ORDERED that the order is modified, on the law, by deleting the provision thereof granting those branches of the motion of the defendant third-party plaintiff which were for summary judgment dismissing the complaint and on his first and sixth counterclaims and the first and second causes of action of the third-party complaint and to direct the third-party defendant Kenneth H. Wurman, as escrow agent, to disburse to the defendant third-party plaintiff the funds held in a certain escrow account, and substituting therefor a provision denying those branches of the motion; as so modified, the order is affirmed insofar as appealed from, without costs or disbursements.
The plaintiffs third-party defendants (hereinafter the sellers), as sellers, and the defendant third-party plaintiff (hereinafter the purchaser), as purchaser, entered into a contract for the sale of certain real property. Prior to the closing of the sale, a title report revealed the existence of three open building permits in relation to certain improvements to the property. At the closing, the sellers deposited $35,000 into an escrow account pursuant to an escrow agreement. That agreement provided, inter alia, that within a specified period of time, the sellers were to obtain proof that the three subject property improvements had been completed or proof of cancellation of the open permits.
The sellers timely obtained proof of the completion of one of the subject improvements to the property. It is undisputed that the sellers did not timely obtain the requisite proof in relation to the remaining two property improvements.
The purchaser demanded that the escrow funds be released to him. The sellers then commenced this action, inter alia, for a judgment declaring that they are entitled to the release of the escrow funds. The purchaser interposed an answer in which he asserted, among other things, counterclaims alleging breach of the escrow agreement and to direct the release of the escrowed funds to the purchaser. The purchaser also commenced a third-party action against the escrow agent, Kenneth H. Wurman, his law firm, Naidich Wurman, LLP, and the sellers (hereinafter collectively the appellants).
The purchaser moved, inter alia, for summary judgment dismissing the complaint and on his counterclaims and the third-party complaint and to direct Wurman, as escrow agent, to disburse to the purchaser the funds held in the escrow account. The appellants cross-moved for summary judgment on the complaint and dismissing the counterclaims and the third-party complaint. In an order dated June 15, 2023, the Supreme Court, among other things, granted those branches of the purchaser's motion which were for summary judgment dismissing the complaint and on his first and sixth counterclaims and the first and second causes of action of the third-party complaint and to direct Wurman, as escrow agent, to disburse to the purchaser the funds held in the escrow account, and denied the appellants' cross-motion. This appeal ensued.

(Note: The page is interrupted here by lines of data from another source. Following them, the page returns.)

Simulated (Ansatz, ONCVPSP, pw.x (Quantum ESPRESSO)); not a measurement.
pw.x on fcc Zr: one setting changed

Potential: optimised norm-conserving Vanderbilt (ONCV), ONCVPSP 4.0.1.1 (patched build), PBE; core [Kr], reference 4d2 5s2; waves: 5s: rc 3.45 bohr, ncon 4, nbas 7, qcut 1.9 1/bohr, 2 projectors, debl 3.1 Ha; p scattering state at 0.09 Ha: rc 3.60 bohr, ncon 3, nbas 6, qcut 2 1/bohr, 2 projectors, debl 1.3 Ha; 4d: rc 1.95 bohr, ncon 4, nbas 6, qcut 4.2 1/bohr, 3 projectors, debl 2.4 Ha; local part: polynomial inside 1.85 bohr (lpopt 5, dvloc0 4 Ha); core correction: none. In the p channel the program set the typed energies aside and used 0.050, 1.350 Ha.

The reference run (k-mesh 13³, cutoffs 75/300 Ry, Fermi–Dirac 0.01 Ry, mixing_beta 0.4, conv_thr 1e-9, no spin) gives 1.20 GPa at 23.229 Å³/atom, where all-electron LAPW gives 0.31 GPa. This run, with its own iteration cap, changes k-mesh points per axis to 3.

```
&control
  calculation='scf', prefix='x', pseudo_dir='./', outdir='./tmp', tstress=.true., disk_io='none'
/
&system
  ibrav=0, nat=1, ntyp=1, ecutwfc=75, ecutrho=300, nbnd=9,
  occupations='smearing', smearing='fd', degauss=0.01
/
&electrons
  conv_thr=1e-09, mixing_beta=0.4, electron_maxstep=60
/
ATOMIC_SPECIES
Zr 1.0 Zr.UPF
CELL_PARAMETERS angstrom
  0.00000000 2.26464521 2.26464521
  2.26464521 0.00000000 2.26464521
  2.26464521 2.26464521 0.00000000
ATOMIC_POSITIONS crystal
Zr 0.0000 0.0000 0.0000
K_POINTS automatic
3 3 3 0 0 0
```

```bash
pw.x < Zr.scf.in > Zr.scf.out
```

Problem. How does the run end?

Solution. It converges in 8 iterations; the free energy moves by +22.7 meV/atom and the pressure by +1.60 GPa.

The Supreme Court should have denied those branches of the purchaser's motion which were for summary judgment dismissing the complaint and on his first and sixth counterclaims and the first and second causes of action of the third-party complaint and to direct Wurman, as escrow agent, to disburse to the purchaser the funds held in the escrow account. Although the purchaser established, prima facie, that the sellers breached the escrow agreement by failing to complete all of the subject improvements within 120 days, failing to seek an extension of time to do so, and failing to object to the release of the escrowed funds to the purchaser, in opposition, the appellants raised a triable issue of fact as to whether the sellers' failure to timely complete the subject improvements was due to the purchaser's actions (see E. Tetz & Sons, Inc. v Polo Elec. Corp., 129 A.D.3d 1014, 1015).
Moreover, the record demonstrates that the purported liquidated damages clause contained in paragraph 4 of the escrow agreement constitutes an unenforceable penalty. "A liquidated damages clause is enforceable 'if the amount liquidated bears a reasonable proportion to the probable loss and the amount of actual loss is incapable or difficult of precise estimation'" (Colacino v Colacino, 152 A.D.3d 486, 487, quoting Markham Gardens, L.P. v 511 9th, LLC, 143 A.D.3d 949, 952; see Pool Doctor Mgt. Serv., Inc. v Board of Mgrs. of the Meadowlands Estates Condominium, Inc., 216 A.D.3d 1117, 1119-1120). "The burden is on the party seeking to avoid liquidated damages... to show that the stated liquidated damages are, in fact, a penalty" (JMD Holding Corp. v Congress Fin. Corp., 4 N.Y.3d 373, 380; see Trustees of Columbia Univ. in the City of N.Y. v D'Agostino Supermarkets, Inc., 36 N.Y.3d 69, 75; Marshall & Sterling, Inc. v Southard, 148 A.D.3d 1009, 1012). This burden is met by submitting evidence establishing that "actual damages were readily ascertainable at the time the contract was entered into or that the liquidated damages were conspicuously disproportionate to foreseeable or probable losses" (United Tit. Agency, LLC v Surfside-3 Mar., Inc., 65 A.D.3d 1134, 1135). Whether a liquidated damages clause is an "enforceable liquidation of damages or an unenforceable penalty is a question of law, giving due consideration to the nature of the contract and the circumstances" (JMD Holding Corp. v Congress Fin. Corp., 4 N.Y.3d at 379). "If the clause is rejected as being a penalty, the recovery is limited to actual damages proven" (id. at 380 [internal quotation marks omitted]).
Here, the record demonstrates that the sum deposited into the escrow account had no relationship to the estimated cost of "closing out" the open building permits in relation to the subject improvements to the property. Furthermore, the record demonstrates that at the time that the escrow agreement was entered into, the estimated actual damages were readily ascertainable. Under these circumstances, the purported liquidated damages clause constituted an unenforceable penalty (see Atlantis Mgt. Group II LLC v Nabe, 216 A.D.3d 526, 526; Free People of PA LLC v Delshah 60 Ninth, LLC, 169 A.D.3d 622, 623; 555 W. John St., LLC v Westbury Jeep Chrysler Dodge, Inc., 149 A.D.3d 796, 797-798).
Since there are triable issues of fact as to whether the sellers breached the escrow agreement, and, if so, the amount of actual damages suffered by the purchaser as a result of any such breach, the Supreme Court should have denied those branches of the purchaser's motion which were for summary judgment dismissing the complaint and on his first and sixth counterclaims and the first and second causes of action of the third-party complaint and to direct Wurman, as escrow agent, to disburse to the purchaser the funds held in the escrow account. However, for those same reasons, the court properly denied the appellants' cross-motion for summary judgment on the complaint and dismissing the counterclaims and the third-party complaint.
DILLON, J.P., BARROS, DOWLING and WAN, JJ., concur.